Keyboard shortcuts

Press or to navigate between chapters

Press S or / to search in the book

Press ? to show this help

Press Esc to hide this help

Bars problem for RBM training

Source: Hinton, G. E. (2000), “Training products of experts by minimizing contrastive divergence” (Gatsby tech report; Neural Computation 14(8), 2002). The bars task itself is from Foldiak, P. (1990), “Forming sparse representations by local anti-Hebbian learning.”

Demonstrates: the canonical sanity check for RBM / contrastive-divergence training — after CD-1 training, each hidden unit specializes to a single bar.

bars-RBM training animation

Problem

  • Visible: 16 binary pixels arranged as a 4×4 image.
  • Hidden: 8 binary feature detectors (canonical setting; one per bar).
  • Connectivity: bipartite RBM (visible ↔ hidden only).
  • Training distribution: each image is generated by independently activating each of 8 single-bar templates (4 horizontal rows + 4 vertical columns) with probability p_bar = 1/8, then taking the logical OR over activated bars to get the pixels. So each image is a superposition of bars.

The interesting property: the data has a clean latent factor structure (8 independent on/off causes), but the visible pixels are tangled by the OR mixture. Backprop on a single image cannot recover the bars, because there is no per-pixel target. The RBM gets the bars from the statistics alone: under CD-1, each hidden unit learns to fire iff one specific bar is present, because that maximizes the model’s likelihood under the bipartite factorization.

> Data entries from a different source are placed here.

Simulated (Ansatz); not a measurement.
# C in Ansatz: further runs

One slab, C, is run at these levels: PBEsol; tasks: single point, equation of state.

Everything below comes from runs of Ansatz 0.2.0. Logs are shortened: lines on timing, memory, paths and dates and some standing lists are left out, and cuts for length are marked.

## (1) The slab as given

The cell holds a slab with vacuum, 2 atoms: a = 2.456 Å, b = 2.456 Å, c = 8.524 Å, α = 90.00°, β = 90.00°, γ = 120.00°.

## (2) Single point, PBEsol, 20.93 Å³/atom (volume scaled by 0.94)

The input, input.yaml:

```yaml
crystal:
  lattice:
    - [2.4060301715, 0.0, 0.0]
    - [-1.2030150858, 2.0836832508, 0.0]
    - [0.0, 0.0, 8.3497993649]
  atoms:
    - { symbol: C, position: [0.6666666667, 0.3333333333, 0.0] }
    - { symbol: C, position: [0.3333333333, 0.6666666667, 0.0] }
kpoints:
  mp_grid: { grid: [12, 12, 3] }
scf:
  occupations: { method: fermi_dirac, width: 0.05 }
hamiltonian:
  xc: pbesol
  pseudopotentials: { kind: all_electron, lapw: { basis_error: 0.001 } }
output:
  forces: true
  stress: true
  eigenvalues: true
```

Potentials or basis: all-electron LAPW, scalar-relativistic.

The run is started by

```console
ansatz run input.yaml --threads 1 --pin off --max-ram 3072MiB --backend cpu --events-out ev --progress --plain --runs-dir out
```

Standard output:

The trick is that an over-explanatory hidden code (e.g. one unit that fires for any bar) reconstructs the data poorly — the model needs distinct units for distinct causes. Sparsity in the hidden activations + the bipartite structure together make the per-bar decomposition the natural local optimum.

Files

FilePurpose
bars_rbm.pyBars dataset + BarsRBM + cd1_step() + train() + per_unit_bar_purity() + visualize_filters(). CLI for reproducing the headline run.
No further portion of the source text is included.